Poor Vince Sheheen.

It's not even Labor Day and already the usual South Carolina Democratic desperation has set in.

The Dems' gubernatorial nominee has challenged tea party star/Republican nominee Nikki Haley to a series of intense, issues-oriented Lincoln-Douglas debates across the state.

Yep, that's a game-changer. Nothing says "I know I'm smarter than you but can't get any traction in the polls" like pulling out the ol' Lincoln-Douglas chestnut.

If Sheheen is half as smart as the Dems think he is, he ought to know that Haley is not that stupid. She won't agree to that many debates and give her opponent -- who is nearly 20 points behind in the polls, give or take -- that kind of platform to possibly prove himself the superior candidate.

And he really needs to have his head examined if he thinks her refusal to agree to a series of debates is going to put a chink in her substantial armor.

If adultery accusations, a failure to pay her own taxes and a skimpy legislative resume aren't going to hurt her, this surely won't.

Vince who?

Sheheen has been viewed by many Democrats as their best chance to take the governor's mansion in a long time.

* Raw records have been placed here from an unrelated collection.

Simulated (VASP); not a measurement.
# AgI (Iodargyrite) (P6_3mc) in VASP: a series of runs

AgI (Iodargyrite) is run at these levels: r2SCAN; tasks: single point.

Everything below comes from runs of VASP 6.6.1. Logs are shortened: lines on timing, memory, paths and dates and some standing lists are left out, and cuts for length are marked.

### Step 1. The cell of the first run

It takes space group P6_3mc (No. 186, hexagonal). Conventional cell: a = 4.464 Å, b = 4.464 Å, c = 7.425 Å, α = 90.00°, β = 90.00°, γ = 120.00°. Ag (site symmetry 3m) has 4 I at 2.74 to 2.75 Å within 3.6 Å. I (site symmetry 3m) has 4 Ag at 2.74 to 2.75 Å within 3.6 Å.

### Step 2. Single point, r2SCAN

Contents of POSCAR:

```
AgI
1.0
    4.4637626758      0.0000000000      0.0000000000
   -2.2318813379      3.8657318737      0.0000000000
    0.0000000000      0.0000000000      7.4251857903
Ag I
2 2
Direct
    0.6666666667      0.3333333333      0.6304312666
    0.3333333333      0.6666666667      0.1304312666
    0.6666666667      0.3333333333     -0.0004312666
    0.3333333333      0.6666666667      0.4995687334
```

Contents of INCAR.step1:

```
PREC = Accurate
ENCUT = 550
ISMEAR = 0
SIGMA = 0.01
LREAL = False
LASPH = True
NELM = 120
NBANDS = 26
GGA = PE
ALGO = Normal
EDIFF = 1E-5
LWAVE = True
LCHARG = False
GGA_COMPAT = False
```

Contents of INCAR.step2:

He's young, moderate (despite what the Republican Party says), has the public support of the business community and the quiet backing of several GOP leaders.

In another year, he might do OK. But not this year, not with the Dems in power in Washington (for the moment) and not with many folks so blind with rage over President Barack Obama that they can't see his birth certificate when it gets plastered all over the news.

Even though Sheheen faces an Everest-size climb, the boy just hasn't been working it that hard -- at least not hard enough to garner much media attention. And when you're down double digits in the polls, you can't wait until after Labor Day (the traditional campaign kick-off) to start building that name recognition.

Might as well throw in the towel now.

Rated R

In fairness to Sheheen, there's probably nothing he can do at this point. A good chunk of voters are dug in and choose not to believe that anything bad about their candidate might be true.

Fact is, this entire campaign defies logic. The same Rasmussen poll that showed Haley with a 52-36 lead over Sheheen also revealed that 51 percent of voters disapprove of Gov. Mark Sanford, the more substantive politician on whom Haley has based her whole persona.

Haley is basically promising four more years of Sanford's agenda, and even though voters don't want that, they apparently want her. How exactly does this compute? It doesn't.

And that, ultimately, is the thing that most makes Sheheen look completely foolish to propose Lincoln-Douglas-style debates. People don't want to hear the mind-numbing details of policy -- they are just voting for the "R" on the ballot no matter who it is.

The only way this entire dust-up makes sense is if Sheheen is trying to remind folks that, in such a debate, Haley would be Lincoln.

And, of course, Abe Lincoln still ain't real popular in this state.